However, as we see in 1.6, for convenience, we will also want to compute $log P(word = 1 | +)$, $log P(word = 0 | +)$, $log P(word = 1 | -)$ and $log P(word = 0 | -)$.  Also we should compute the log priors.  Let's do so now.

In [None]:
# compute the following:
# logProbWordPresentGivenPositive
# logProbWordAbsentGivenPositive
# logProbWordPresentGivenNegative
# logProbWordAbsentGivenNegative
# logPriorPositive
# logPriorNegative


# Did this work, or did you get an error?  (Read below.)

You likely received an error when you tried to take $log(0)$ at some point.  Can your group think of a way to avoid taking $log(0)$?  Check in with your instructor/TA to see if what you're thinking will work.  Implement that change in your code above.

In [None]:
logProbWordPresentGivenPositive = np.log(probWordGivenPositive)
logProbWordAbsentGivenPositive = np.log(1-probWordGivenPositive)
logProbWordPresentGivenNegative = np.log(probWordGivenNegative)
logProbWordAbsentGivenNegative = np.log(1-probWordGivenNegative)
logPriorPositive = np.log(priorPositive)
logPriorNegative = np.log(priorNegative)

**1.6: Math of NB** Here we provide the derivation of NB when we want to classify the $i$th tweet $\textbf{x}^{(i)}$ and the size of dictionary is $p$, i.e., each tweet is a binary vector of size $p$ as $\textbf{x}^{(i)} = (x_1^{(i)},\dots, x_p^{(i)})$. 

Note that we computed $P(x_j^{(i)} = 1|+)$ and $P(x_j^{(i)} = 1|-)$ in above code from `xTrain` and now want to classify `xTest` samples.

**Classification Rule:** For each tweet $i$ NB classifier assigns label + if $P(+|\textbf{x}^{(i)}) > P(-|\textbf{x}^{(i)})$ and negative otherwise. 

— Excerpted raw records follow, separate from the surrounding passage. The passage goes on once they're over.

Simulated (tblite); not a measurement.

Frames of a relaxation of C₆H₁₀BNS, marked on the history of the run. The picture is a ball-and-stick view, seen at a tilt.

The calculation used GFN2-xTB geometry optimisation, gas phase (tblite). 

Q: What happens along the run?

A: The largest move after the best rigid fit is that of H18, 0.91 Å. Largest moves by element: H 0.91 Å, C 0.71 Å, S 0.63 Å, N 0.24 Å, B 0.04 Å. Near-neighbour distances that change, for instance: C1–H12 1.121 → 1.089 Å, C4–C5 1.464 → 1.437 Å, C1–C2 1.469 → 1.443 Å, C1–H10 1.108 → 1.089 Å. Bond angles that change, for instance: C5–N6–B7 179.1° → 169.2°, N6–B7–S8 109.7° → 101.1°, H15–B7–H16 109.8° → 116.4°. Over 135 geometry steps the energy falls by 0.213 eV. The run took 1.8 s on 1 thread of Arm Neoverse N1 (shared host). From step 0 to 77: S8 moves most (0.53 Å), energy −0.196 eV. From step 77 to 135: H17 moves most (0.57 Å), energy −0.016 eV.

These posterior probabilities can be computed using prior probabilities (that we got from `xTrain`) and Bayes rule as follows: 

\begin{align}
P(+|\textbf{x}^{(i)}) &= \alpha P(\{\textbf{x}^{(i)}\}_{i=1}^n | +)P(+) 
\\
(\text{NB Assumption}) &= \alpha P(+) \prod_{j=1}^p P(x_j^{(i)}|+)
\end{align}

For computational convinence (preventing underflow while dealing with small numbers) we work with the $\log$ of probabilities:

\begin{align} 
\log(P(+|\textbf{x}^{(i)})) &\propto \log P(+) + \sum_{j=1}^p \log P(x_j^{(i)}|+) 
\\
\log(P(-|\textbf{x}^{(i)})) &\propto \log P(-) + \sum_{j=1}^p \log P(x_j^{(i)}|-) 
\end{align} 

Finally we can compute the confidence of our prediction as the log of the ratio of posteriors: 
$\log(\frac{P(\text{predicted label}|\textbf{x}^{(i)})}{P(\text{the other label}|\textbf{x}^{(i)})})$


**1.7: Implementing NB** Now write a function that takes a row of `xTest` and output a label for it based on NB classification rule. 


In [None]:
# classifyNB: 
#   words - vector of words of the tweet (binary vector)
#   logProbWordPresentGivenPositive - log P(x_j = 1|+)
#   logProbWordAbsentGivenPositive  - log P(x_j = 0|+)
#   logProbWordPresentGivenNegative - log P(x_j = 1|-)
#   logProbWordAbsentGivenNegative  - log P(x_j = 0|-)
#   logPriorPositive - log P(+)
#   logPriorNegative - log P(-)
#   returns (label of x according to the NB classification rule, confidence about the label)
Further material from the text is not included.